Can you tell me the PR you think fixed it? I will try this on Pacific, I don't think this is fixed now.
#10 Updated by Yao Ning about 1 year ago
Radoslaw Zarzynski wrote:
The PG was in
ReplicaActive
so we shouldn't see any backfill activity. A delayed event maybe?
data does not backfill to this osd, data on this osd is completed before it goes down. And it should be at most do recovery after it rebooting.
#11 Updated by Neha Ojha about 1 year ago
Yao Ning wrote:
Radoslaw Zarzynski wrote:
The PG was in
ReplicaActive
so we shouldn't see any backfill activity. A delayed event maybe?data does not backfill to this osd, data on this osd is completed before it goes down. And it should be at most do recovery after it rebooting.
Are you saying that backfill had completed on this OSD before it crashed? That would align with what Radek suggested, that this OSD received a delayed event after backfill was actually over. If you have some more logs from this OSD, it will be helpful for us to validate our theory.
#12 Updated by Yao Ning about 1 year ago
- File ceph-osd.30.zip added
Radoslaw Zarzynski wrote:
The PG was in
ReplicaActive
so we shouldn't see any backfill activity. A delayed event maybe?
the new updated log is much more straight forward to see what happened. pg 14.206s1 have already entered Started/ReplicaActive/RepNotRecovering. but then in do_scan: Canceling backfill: Full , issue a PeeringState::BackfillTooFull event so that current state cannot handle it.

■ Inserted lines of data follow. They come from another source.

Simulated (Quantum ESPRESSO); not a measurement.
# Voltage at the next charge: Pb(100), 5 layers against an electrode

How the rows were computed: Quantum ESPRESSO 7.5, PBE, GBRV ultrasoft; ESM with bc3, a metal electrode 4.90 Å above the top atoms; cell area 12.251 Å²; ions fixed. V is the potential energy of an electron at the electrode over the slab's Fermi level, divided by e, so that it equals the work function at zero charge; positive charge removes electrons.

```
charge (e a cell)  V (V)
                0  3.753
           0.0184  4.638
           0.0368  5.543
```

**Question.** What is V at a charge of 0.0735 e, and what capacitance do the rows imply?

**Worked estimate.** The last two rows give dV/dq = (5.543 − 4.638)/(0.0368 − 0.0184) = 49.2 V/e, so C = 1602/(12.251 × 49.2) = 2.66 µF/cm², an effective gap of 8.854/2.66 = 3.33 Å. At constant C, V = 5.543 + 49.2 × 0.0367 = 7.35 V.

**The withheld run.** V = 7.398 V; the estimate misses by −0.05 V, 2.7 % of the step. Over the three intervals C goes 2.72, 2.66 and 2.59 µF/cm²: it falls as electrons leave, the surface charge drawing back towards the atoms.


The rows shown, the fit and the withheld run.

it seems the pg in the Reprecovering State, but the pg got some event to transit to RepNotRecovering State (however, the pg recovery threading still run the recover_ops and eventually in do_scan, a BackfillTooFull event is sent so that the osd crashed.
#13 Updated by Radoslaw Zarzynski about 1 year ago
- Status changed from Need More Info to New
- Assignee set to Radoslaw Zarzynski
I plan to work on this one and combine with implementing the backfill cancellation in crimson. However, not a terribly high priority.